With their ninth album, Choice of Weapon, The Cult are back with a vengeance. After the lackluster reception to 2007’s Born Into This. With the aid of co-producers Chris Goss and Bob Rock, the band returns to their urgent, fiery best. After all, Rock did produce Sonic Temple. 1994’s The Cult and the criminally under rated Beyond Good and Evil.
Singer Ian Astbury is back at his shamanistic best. His vocals, now deeper and more controlled, have urgency to them. His lyrics, derived from Native American mythology, Buddhist teachings and plain old life experience have taken on a maturity that alternately soothes and provokes. Billy Duffy’s rousing guitar work is at its blistering, seductive best on tracks like Lucifer and The Wolf.
The adrenaline-pumping rhythm of “Honey from a Knife” starts off the album, abetted by James Edwards’ chugging piano and the background vocal chant “We got the drugs”. Ian channels Jim Morrison in Pale Horse (which reminds me a bit of “King Contrary Man from Electric), and the hopeful poetry of “Elemental Light.” For the Animals, the first single, barrels through your speakers (or iPod) like a force of nature. The driving immediacy of “Amnesia” recalls the Stooges’ Raw Power.

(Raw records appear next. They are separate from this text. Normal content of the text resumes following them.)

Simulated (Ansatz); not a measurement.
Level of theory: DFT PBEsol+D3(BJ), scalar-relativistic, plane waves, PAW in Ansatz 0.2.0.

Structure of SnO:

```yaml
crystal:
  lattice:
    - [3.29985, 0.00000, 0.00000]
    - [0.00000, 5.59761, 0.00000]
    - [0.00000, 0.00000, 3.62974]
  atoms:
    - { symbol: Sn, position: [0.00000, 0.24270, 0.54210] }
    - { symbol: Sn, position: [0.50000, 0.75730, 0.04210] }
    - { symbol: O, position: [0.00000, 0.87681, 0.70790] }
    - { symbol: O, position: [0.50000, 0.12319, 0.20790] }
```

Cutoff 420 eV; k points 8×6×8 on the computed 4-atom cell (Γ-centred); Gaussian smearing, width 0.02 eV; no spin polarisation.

The hallmark of the band has always been the unique chemistry between vocalist Astbury and guitarist Billy Duffy. Duffy’s earthy riffs meet Astbury’s pontificating shaman head-on, and the combination has produced some iconic sounds since 1983. And this is one band that’s never fit into a neat little genre. They wore make-up and sported poufy hair during the Love-era and before, but they were new wave? Nope, not with that guitar sound. With the Rick Rubin-produced Electric, they were heavy, but not heavy metal –the lyrics were too hippie-ish. Even Sonic Temple, released during the waning days of the hair band era, was too smart to be lumped in with other hard rock albums touted by MTV circa 1990. Fans who’ve stuck with the band for better or worse will find Choice of Weapon as aggressive as Electric and as lyrically thought-provoking as The Cult.
Even younger metal (and punk) fans will appreciate Choice of Weapon’s take-no-prisoners approach. Against Me and Icarus Line are opening their L.A. show, and the snarling, passionate riffs of Choice of Weapon are just as aggressive as those younger fans are used to. This album has a ramped-up, renovated sound. It’s not hard rock nostalgia for fans who prefer their music in an unaltered state, regardless of the year.
The Cult’s line-up has remained steady since 2007, with John Tempesta on drums, Chris Wyse on bass and touring rhythm guitarist Mike Dimkich. The band’s U.S. tour runs now through June 23rd, with the final “Hometown” show at the Hollywood Palladium. A European tour follows in July and August.